16  EDA

Learning Goals
  • Understand the first steps that should be taken when you encounter a new data set
  • Develop comfort in knowing how to explore data to understand it
  • Develop comfort in formulating research questions
Additional Resources





WHERE ARE WE?!? Starting a data project

This final, short unit will help prepare us as we launch into course projects. In order to even start these projects, we need some sense of the following:

  1. data import: how to find data, store data, load data into RStudio, and do some preliminary data checks & cleaning

  2. exploratory data analysis (EDA)





16.1 Warm-up

What is EDA?!

EDA is a preliminary, exploratory, and iterative analysis of our data relative to our general research questions of interest.





How is this different than what we’ve been doing?

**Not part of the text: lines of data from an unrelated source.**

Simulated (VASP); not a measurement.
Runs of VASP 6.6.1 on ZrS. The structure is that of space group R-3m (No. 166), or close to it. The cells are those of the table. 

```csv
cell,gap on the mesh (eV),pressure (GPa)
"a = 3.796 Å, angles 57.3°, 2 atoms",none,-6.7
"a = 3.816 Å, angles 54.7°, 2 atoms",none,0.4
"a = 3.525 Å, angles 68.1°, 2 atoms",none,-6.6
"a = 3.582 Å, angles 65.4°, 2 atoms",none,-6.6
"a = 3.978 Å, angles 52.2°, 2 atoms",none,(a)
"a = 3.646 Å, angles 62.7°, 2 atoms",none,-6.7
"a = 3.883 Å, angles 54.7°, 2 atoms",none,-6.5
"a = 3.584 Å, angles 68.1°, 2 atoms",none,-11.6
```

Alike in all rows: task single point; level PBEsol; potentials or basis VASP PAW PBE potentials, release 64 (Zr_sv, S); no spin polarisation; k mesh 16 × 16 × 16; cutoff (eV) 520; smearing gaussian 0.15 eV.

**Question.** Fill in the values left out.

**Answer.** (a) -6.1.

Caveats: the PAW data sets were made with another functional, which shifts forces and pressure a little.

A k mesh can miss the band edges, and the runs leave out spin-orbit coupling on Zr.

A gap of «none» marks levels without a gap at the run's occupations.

We’ve been focusing on various tools needed for various steps within an EDA. Now we’ll bring them all together in a more cohesive process.





EXAMPLE

Peng example. Note that the link to the datasets used by Peng in the chapter is currently broken. Can you figure out the new location?1



EDA essentials

  • Start small.
    We often start with lots of data – some of it useful, some of it not. To start:

    • Focus on just a small set of variables of interest.
    • Break down your research question into smaller pieces.
    • Obtain the most simple numerical & visual summaries that are relevant to your research questions.
  • Ask questions.
    We typically start a data analysis with at least some general research questions in mind. In obtaining numerical and graphical summaries that provide insight into these questions, we must ask:

    • what questions do these summaries answer?
    • what questions don’t these summaries answer?
    • what’s surprising or interesting here?
    • what follow-up questions do these summaries provoke?
  • Play! Be creative. Don’t lock yourself into a rigid idea of what should happen.

  • Repeat.
    Repeat this iterative questioning and analysis process as necessary, letting our reflections on the previous questions inspire our next steps.





16.2 Exercises

Work on Homework 7






  1. It might have been moved to https://aqs.epa.gov/aqsweb/airdata/download_files.html↩︎